Dec. 2, 2011 - 20:20 By Yu Kun-ha
What kind of greenhouse gas emissions rules should be made after the Kyoto Protocol expires at the end of 2012?

The 17th Conference of the Parties (COP17) to the United Nations Framework Convention on Climate Change opened in South Africa on Monday.

The Kyoto Protocol is a set of international rules that is riddled with defects, as it obliges only advanced nations to cut greenhouse gas emissions. The Japanese government needs to maintain its stance of opposing extension of the protocol.

Emerging nations such as China and India are in the vanguard of those arguing for extension of the pact. For such countries, the Kyoto Protocol is quite convenient since it does not oblige them to cut emissions.

However, China, a country with remarkable economic growth, is the world’s largest emitter of greenhouse gases. India is the third-largest emitter.

The second-largest emitting country is the United States, an advanced country that withdrew from the Kyoto Protocol over worries about potential adverse effects on its economy. The biggest problem with the Kyoto Protocol is that the world’s top three emitting countries are not included in it.

Meanwhile, Japan and the European Union, which are both obliged to cut emissions, account for only 27 percent of the world’s total. It is crystal clear that the Kyoto Protocol’s measures to fight global warming lack teeth.

To cut global emissions as a whole, it is indispensable to create a new framework to include all the major emitting nations including China and the United States.

However, it appears that the adoption of new rules at COP17 will be quite difficult. There is no prospect of the United States or China agreeing to such rules. In addition, participating nations now place fixing their own economies as their top priority due to factors such as the European fiscal crisis. They are even more reluctant than before to reduce greenhouse gases because such action could restrict the production activities of their industries.

Japan argues the creation of the new international framework should be delayed until 2015 or later. The period after 2012 and until the new framework is put into force will be a “transition period” for each country to make voluntary reductions.

This is a very realistic proposal. Japan must strongly pursue the cooperation of other countries during discussions on the matter hereafter to increase the number of parties supporting the proposal.

Because of the crisis at Tokyo Electric Power Co.’s Fukushima No. 1 nuclear power plant, the government has been reviewing its energy policy. For some time, Japan will remain in a state of heightened dependency on thermal power generation.

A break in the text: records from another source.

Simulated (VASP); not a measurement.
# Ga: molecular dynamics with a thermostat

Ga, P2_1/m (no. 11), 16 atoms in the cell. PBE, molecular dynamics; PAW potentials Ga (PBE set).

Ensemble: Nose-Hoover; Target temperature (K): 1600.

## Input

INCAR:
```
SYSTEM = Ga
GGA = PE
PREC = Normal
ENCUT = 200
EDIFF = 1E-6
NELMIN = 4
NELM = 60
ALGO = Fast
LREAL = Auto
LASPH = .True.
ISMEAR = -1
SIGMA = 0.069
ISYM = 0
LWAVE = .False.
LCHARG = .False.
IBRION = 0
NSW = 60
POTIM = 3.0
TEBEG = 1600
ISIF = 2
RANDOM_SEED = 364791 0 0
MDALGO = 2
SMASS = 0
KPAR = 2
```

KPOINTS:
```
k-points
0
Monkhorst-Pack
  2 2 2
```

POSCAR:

Under such circumstances, it is quite natural for Japan to retract the target of “reducing emissions by 25 percent from 1990 levels by the end of 2020,” which then Prime Minister Yukio Hatoyama abruptly announced in September 2009. The target took into account such factors as an increase in the number of nuclear power reactors.

The target also had some preconditions, including “creation of a fair framework with the participation of all major emitting nations.” Even so, the “25 percent reduction target” could take on a life of its own under current conditions.

It is important for Japan to propose a new target that can be realized during the transition period.